3. Take Over Construction. If you fail in any material respect to comply with the provisions of this Agreement or if construction of the Solar Facility ceases before completion regardless of the reason, Rhino or its chosen third party may enter into possession of the construction site and perform any and all Work and labor necessary to complete a Project, substantially in accordance with the applicable Solar Contract; all in addition to the rights and remedies of this Agreement. Rhino may abandon or recommence Work on a Project or recommence it at any time, but nothing in this Section shall impose any obligation on Rhino to complete such Project. For purposes of this Section only, you irrevocably appoint Rhino as your attorney-in-fact, with full power of substitution, to complete any Project, at Rhino’s option, either in your name, in its own name, or any other third party Rhino chooses. In any event, all sums expended by Rhino in completing the construction of any Project and for any other necessary purpose to cure any of your defaults and protect the Collateral under Rhino’s sole discretion, will be considered to have been disbursed to you and will be secured by Loan and Collateral.
4. No Waiver. Any failure by Rhino to insist upon strict performance of any of the provisions of this Agreement shall not be deemed a waiver of any of the terms or provisions, and Rhino shall have the right thereafter to insist upon strict performance by you.

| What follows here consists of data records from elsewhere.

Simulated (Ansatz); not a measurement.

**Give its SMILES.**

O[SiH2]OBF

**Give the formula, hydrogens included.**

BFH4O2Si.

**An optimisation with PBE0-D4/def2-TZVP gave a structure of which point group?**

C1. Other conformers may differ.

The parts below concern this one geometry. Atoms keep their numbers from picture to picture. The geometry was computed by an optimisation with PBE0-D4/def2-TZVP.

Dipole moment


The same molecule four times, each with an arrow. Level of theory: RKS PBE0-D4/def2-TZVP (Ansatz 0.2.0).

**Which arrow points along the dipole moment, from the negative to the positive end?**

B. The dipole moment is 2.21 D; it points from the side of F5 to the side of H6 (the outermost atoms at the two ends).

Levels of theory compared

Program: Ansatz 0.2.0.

Warranties, Limitation Of Liability

1. Representations and Warranties. You make the following representations and warranties to Rhino, which shall continue in full force and effect until the full and final payment and discharge of all your obligations to Rhino: 
2. Non-Liability of Rhino. The making of any disbursement of the Loan by Rhino shall not constitute or be interpreted as either: (a) an approval or acceptance of the Work done; or (b) a representation, warranty or indemnity by Rhino to any party against any deficiency or defect in the Solar Facility or damages caused by the Work or against any breach of any contract. Neither you nor any Host Customer, contractor, subcontractor, client or any other person shall rely, or have any right to rely, upon Rhino’s determination of the appropriateness of any advance. 

Additional Requirements

1. Solar Agreement Requirements. For each Solar Agreement: (a) the language and any future changes to it shall be approved by Rhino (b) shall contain the language of payment terms set forth on Exhibit A; (c) shall be with a Host Customer that meets all of Rhino’s credit and underwriting requirements that have been approved by Rhino on the Merchant Platform; (d) shall require the installation of new solar equipment from Rhino’s approved list of materials that has not been previously placed into service. You shall not modify, amend, supplement, terminate or cancel in any manner a Solar Agreement without Rhino’s prior written consent.
2. Inspection Rights. At any reasonable time, you shall permit Rhino or its representatives to (a) examine and make copies of your books and records in relation to this Agreement; (b) visit any Project; (c) conduct unannounced and non-disruptive field examinations, Solar Facility construction visit and collateral inspections; and (d) discuss your affairs, finances and accounts with any of your officers. 
3. Liens: You shall promptly pay or discharge (and properly record any discharge), any mortgage, pledge, assessment, security interest, lease, lien, adverse claim, levy, right of retention, charge, or other encumbrance of any kind on the Solar Facility and its materials (“Lien”) or any other charges which might be or become a Lien. You agrees not to place a Lien on any Solar Facility or Host Customer Site. Any Lien placed on a Solar Facility or Host Customer Site shall be deemed an improper Lien. Upon failure discharge improper Lien, Rhino may pay or discharge such Lien and charge you for such amounts.
4. Further Responsibilities. In addition to the specific obligations arising from this Agreement, you shall be subject to general responsibilities such as: construction responsibilities; use of proceeds; proper book and record keeping; maintenance of business operations; compliance with insurance requirements; payment of taxes; and any and all compliance with applicable laws and regulations required in order to complete the Project and be a party to this Agreement.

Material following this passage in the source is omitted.